AMD showcased its upcoming Trinity APU today at the first annual Fusion Developer Summit in Bellevue, Washington.
According to senior VP Rick Bergman, Trinity - slated to launch in 2012 - will be approximately 50% faster than AMD's current A-Series APU, previously codenamed "Llano."
"Trinity is based on our [enhanced] x86 bulldozer core. We tested the silicon a few weeks ago in our labs and confirmed a 50% performance increase," Bergman told developers, reporters and analysts during a keynote address this morning.
"But for now, for 2011, the A-series APU [Llano] is the best in its class this year. There is nothing that even comes close."
In addition, Bergman confirmed AMD has thus far shipped millions of Fusion APU units, with the number expected to "exceed tens of millions" by the end of 2011.
The senior VP emphasized AMD was following a strategy of delivering compelling platforms across multiple form factors - including tablets - and said the company remained on track to achieve a whopping 10 teraflops of compute performance in a notebook by 2020.

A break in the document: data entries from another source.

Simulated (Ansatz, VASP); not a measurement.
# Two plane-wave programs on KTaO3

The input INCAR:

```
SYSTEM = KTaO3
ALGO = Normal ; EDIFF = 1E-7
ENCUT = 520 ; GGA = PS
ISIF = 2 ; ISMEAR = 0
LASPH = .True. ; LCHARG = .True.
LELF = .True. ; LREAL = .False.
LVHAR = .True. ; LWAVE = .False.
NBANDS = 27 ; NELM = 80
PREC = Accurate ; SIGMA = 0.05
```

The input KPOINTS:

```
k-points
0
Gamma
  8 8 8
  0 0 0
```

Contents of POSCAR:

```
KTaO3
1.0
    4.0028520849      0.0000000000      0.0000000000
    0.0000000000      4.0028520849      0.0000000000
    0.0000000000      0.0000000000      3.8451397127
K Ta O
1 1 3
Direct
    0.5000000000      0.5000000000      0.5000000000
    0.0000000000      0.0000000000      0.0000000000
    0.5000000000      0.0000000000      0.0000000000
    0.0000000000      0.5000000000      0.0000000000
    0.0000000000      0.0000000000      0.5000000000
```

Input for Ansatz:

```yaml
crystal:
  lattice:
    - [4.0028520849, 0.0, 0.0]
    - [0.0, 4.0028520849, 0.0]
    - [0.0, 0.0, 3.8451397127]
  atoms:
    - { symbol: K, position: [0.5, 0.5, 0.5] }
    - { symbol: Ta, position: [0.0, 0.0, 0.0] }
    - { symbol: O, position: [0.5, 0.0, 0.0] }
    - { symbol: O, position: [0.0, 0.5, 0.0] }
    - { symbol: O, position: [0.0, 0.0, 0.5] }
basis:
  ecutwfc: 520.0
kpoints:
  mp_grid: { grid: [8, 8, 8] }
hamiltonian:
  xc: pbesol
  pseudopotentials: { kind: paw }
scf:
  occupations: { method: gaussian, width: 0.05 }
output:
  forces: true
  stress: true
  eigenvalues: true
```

Meanwhile, AMD Corporate Fellow Phil Rogers detailed the company's roadmap for its Fusion System Architecture (FSA). As Rogers noted, it is absolutely essential for both the hardware and software aspects of the APU to evolve concurrently.
"The first APUs from AMD dramatically increased processing performance while consuming less power, and now we are building upon that achievement with our next-gen [platforms]," he explained.
"Future innovations are intended to make the different processor cores more transparent to programmers. They can then seamlessly tap into the gigaflops of power-efficient performance available on the APU and design even faster, more visually stunning applications on a wide range of form factors."
Indeed, AMD is currently focused on evolving APU architecture to make it appear as a unified processing element to the software programmer. As such, the company will be taking a number of "evolutionary steps" through 2014, including:
- Support for C++ features that more fully leverage the GPU as a parallel processor.
- User-mode scheduling for lower latency task dispatch between CPUs and GPUs.
- Unified memory address space and fully coherent memory shared by the CPU and GPU so they operate seamlessly together.